The property leased to plaintiff, as well as some adjacent land, was owned by London & Company. In April 1951 one Max Tieger, a real estate broker, indicated that a client of his was interested in purchasing the tract. Out of these negotiations came the notice to Sand of July 23, 1951 of the 50q a square foot offer. Uo sale was ever consummated.

At the inception of the Tieger dealings, the tract in question was subject to a federal tax lien against London & Company of about $100,000. In anticipation of a sale to Tieger’s client or to the plaintiff, an agreement was obtained from the government to release the land from the lien upon the payment of $3,000. To obtain the money and other needed capital, London borrowed $10,000 by mortgaging the premises. On June 21, 1951 the mortgage was recorded. Six days later a certificate of discharge of the tax lien was obtained and filed. Then in July plaintiff was advised formally of the Tieger offer.

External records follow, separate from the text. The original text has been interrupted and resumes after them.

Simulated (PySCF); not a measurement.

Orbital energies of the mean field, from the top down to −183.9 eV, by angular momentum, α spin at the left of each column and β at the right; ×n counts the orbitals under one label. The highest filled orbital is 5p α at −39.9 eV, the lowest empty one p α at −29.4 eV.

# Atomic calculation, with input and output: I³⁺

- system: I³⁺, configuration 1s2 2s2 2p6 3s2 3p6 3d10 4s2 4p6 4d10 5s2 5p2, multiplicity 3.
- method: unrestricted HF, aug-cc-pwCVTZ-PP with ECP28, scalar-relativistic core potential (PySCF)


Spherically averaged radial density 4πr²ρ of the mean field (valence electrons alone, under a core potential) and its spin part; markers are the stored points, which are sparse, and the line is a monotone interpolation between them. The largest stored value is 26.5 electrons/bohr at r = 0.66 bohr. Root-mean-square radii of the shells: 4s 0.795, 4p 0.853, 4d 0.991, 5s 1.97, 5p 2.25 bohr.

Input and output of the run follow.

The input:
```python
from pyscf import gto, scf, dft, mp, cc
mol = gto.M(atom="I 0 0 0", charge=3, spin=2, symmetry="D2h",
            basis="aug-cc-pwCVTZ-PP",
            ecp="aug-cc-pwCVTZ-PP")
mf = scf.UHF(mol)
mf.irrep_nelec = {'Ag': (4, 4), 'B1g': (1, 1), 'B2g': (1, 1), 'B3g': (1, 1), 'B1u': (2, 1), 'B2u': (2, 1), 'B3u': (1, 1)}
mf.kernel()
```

In October 1951, the sale having fallen through and the land being free of the tax lien, London and Pitchenik decided to convey title to Cortlandt Investors, Inc., their real estate company. The influencing factors in the decision to do this were the London & Company’s continuing tax problem and a desire to improve that company’s financial position. To accomplish the latter, London was to be relieved of the burden of carrying the $10,000 mortgage on which there was then due $400 in interest; unpaid taxes on the property were to be assumed in the amount of $1,028.47; and Cortlandt took upon itself a $4,000 debt of London & Company to Aaron London for moneys previously advanced by him. The obligations so shifted to the books of Cortlandt aggregated $15,428.47. In addition, Pitchenik’s mother and sister advanced $2,500 between them to Cortlandt, and one Doris Masarsky, the long time employee to whom reference has already been made, contributed $1,000 (for which she received the one share of stock mentioned). Of this $3,500 Cortlandt turned over to London & Company $3,371.53 in cash. In this way the financial standing of the latter-company was improved by $18,800 and the revenue stamps on the deed are said to represent that consideration. Incidentally, it may be noted that the square foot area of the tract transferred was over twice as large as the leased property.

The trial court accepted the explanation of the conveyance as credible and his viewpoint is not challenged on this appeal.

On the facts outlined, manifestly the financial aspects of the affair were agreed upon without relation to the fair-market value of the property conveyed. There is nothing about the negotiations of the parties to suggest arms’ length dealing between an owner willing (but not forced) to sell, and a buyer willing (but not forced) to buy, which usually characterizes an open market sale. City of Trenton v. Lenzner, 16 N. J. 465, 476 (1954). And the trial court found that the deed was not merely a device to circumvent the lessee’s option to buy. In fact, he treated the conveyance as one which carried along with it the burden of the option.

London’s testimony succinctly gives the reason for the transfer:

“Q. What was the purpose of transferring the title to this property from London & Company to Cortlandt Investors, Inc.? A. Well, we hoped to sell the property to Mr. Tieger’s prospect or to Mr. Sand. Between the government taxes and bad business, we needed a little bit of money in our business. We figured maybe we could sell. Between both nothing turned out.
We got a mortgage of $10,000, I believe in June, and we put in our own money in October, and we practically brought into the business (London & Company) $18,000 more. [Insertion ours.]
Q. Did you then have another purpose in addition to improving the financial position and financial picture of London & Company? A. Well, we didn’t want to keep the liquor together with the real estate, and we transferred it and at the same time bettered the position of London & Company. It is owned by the same people; it wouldn’t make any difference.”

Under the circumstances presented, we agree with the trial court that the intercompany transfer did not constitute a sale within the contemplation of the lease. Its language intended a transmutation whereby the lessor would dispose of the property for value to a third person and cease to have any further interest in it. Here the lessors were the owners of the grantee. After the conveyance they remained in a position to control and dispose of the property. And the property continued subject to the lessee’s first option to buy. Halsted v. Globe Indemnity Co., 258 N. Y. 176, 179 N. E. 376 (Ct. App. 1932).

In view of the foregoing, it is not necessary to consider the defense of laches raised by the defendants.

The judgment is affirmed.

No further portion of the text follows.